Last month, on their way to a somewhat larger venue in Salem, Ore., the pop group 10,000 Maniacs stopped for a gig at 12-year-old Amy Dean’s Fern Ridge Middle School in Elmira, Ore. More than 400 students, teachers, and parents attended the concert, which Amy won in a lyric-writing contest sponsored by Scholastic Inc. and the Maniacs’ record label, Elektra Entertainment.
Amy’s song (see lyrics, right) takes its inspiration from an encounter Amy had with an impoverished woman at one of the Dean family’s Christmas-tree lots. The woman, who couldn’t afford a tree, was collecting discarded branches and twigs in order to construct a tree for her family. Amy later learned that the woman had to care for all her grandchildren because her daughter was addicted to crack cocaine.

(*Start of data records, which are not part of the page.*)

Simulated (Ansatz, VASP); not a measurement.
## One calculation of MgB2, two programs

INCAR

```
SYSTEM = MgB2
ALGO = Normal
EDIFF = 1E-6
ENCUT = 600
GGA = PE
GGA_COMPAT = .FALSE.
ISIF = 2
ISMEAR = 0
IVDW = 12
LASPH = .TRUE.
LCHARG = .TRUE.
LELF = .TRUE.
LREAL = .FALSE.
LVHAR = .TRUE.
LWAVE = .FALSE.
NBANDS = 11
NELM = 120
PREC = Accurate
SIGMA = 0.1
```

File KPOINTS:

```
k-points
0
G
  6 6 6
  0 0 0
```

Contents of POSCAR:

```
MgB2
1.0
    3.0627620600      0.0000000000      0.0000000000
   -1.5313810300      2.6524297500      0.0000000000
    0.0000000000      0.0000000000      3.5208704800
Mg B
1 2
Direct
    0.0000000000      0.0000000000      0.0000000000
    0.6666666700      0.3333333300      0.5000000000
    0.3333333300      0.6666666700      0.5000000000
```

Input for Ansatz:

The Deans gave the woman a free tree.
Four years later, Amy’s language-arts teacher assigned the Scholastic contest to the class, and Amy drew on her experience to compose her winning entry. The contest encouraged students to write about social issues.
Although she thinks songwriting is “really fun,’' Amy says she isn’t writing any new songs just yet. For the moment, she is still dealing with the excitement of meeting Natalie Merchant, the Maniacs lead singer.
“It was really neat!’' she says.--S.S.